This is an archive of the discontinued LLVM Phabricator instance.

[Analyzer][StreamChecker] Add note tags for file opening.
ClosedPublic

Authored by balazske on Jun 8 2020, 8:41 AM.

Details

Summary

Bug reports of resource leak are now improved.
If there are multiple resource leak paths for the same stream,
only one wil be reported.

Diff Detail

Event Timeline

balazske created this revision.Jun 8 2020, 8:41 AM

If there are multiple resource leak paths for the same stream, only one wil be reported.

What is the rationale behind this? Do all leaks from the same opening describe the same kind of error? Is this based on observations on a codebase? I'm not against it -- but nor am I immediately for it. Otherwise LGTM.
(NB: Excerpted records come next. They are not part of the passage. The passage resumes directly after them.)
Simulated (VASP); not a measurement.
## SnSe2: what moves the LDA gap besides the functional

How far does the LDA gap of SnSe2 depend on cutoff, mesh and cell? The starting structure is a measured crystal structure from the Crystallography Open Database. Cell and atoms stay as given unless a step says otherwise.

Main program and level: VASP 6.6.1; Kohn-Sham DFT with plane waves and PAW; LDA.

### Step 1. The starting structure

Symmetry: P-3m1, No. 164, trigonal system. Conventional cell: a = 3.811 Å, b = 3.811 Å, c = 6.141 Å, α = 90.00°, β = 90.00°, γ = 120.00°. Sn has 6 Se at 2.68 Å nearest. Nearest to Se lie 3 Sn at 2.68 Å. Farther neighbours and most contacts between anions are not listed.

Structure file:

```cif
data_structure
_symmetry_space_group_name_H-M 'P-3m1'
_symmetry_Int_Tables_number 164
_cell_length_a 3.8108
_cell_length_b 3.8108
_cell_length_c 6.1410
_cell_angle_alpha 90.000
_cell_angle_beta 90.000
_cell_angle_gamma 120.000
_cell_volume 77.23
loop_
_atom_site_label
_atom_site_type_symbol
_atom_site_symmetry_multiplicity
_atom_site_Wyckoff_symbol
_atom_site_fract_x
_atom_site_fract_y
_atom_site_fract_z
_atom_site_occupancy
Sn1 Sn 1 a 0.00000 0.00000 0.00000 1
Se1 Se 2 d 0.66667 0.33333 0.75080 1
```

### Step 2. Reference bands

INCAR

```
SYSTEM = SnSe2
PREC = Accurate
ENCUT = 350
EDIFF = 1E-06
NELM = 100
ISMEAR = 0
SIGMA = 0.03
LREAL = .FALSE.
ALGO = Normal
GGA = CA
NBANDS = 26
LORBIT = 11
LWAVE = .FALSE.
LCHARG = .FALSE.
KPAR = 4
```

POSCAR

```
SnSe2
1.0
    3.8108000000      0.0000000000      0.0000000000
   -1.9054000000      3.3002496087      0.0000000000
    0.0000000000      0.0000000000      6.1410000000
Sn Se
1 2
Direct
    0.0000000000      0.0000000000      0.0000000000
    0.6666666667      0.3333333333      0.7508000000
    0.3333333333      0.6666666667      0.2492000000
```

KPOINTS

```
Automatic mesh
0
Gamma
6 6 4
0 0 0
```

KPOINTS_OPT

If there are multiple resource leak paths for the same stream, only one wil be reported.

What is the rationale behind this? Do all leaks from the same opening describe the same kind of error? Is this based on observations on a codebase?

The code was taken from FuchsiaHandleChecker. I do not know which approach to use, it may be that reporting all leak paths is better, these are really different problems. But I did not like getting many similar looking bug reports at a function that opens a file and then in various error cases stops the program by a "noreturn" function. At every such case a false positive resource leak is reported (I think it is OK to not close the file at stopping the program specially if there is some kind of error). Or the checker can be improved to find at a checkDeadSymbols if the program execution is stopping and do not report resource leak in that case.

Alright, I'm sold. How about we add a checker option for it? I don't actually insist, just an idea. @xazax.hun, how has this feature played out?

clang/lib/StaticAnalyzer/Checkers/StreamChecker.cpp
393

How about getAcquisitionSite, and a line of comment:

Searches for the ExplodedNode where the file descriptor was acquired for Sym.

397–398

I see what you mean, but I'd phrase this differently, and place it...

Resource leaks can result in multiple warning that describe the same kind of programming error:

void f() {
  FILE *F = fopen("a.txt");
  if (rand()) // state split
    return; // warning
} // warning

While this isn't necessarily true (leaking the same stream could result from a different kinds of errors), the reduction in redundant reports makes this a worthwhile heuristic.

940–950

...here!

clang/test/Analysis/stream-note.c
2

core package! Also, we don't specify -analyzer-store region explicitly, we even wondered whether we should just remove the option altogether. Fun fact, clang_analyze_cc1 actually expands to an invocation that contains it anyways.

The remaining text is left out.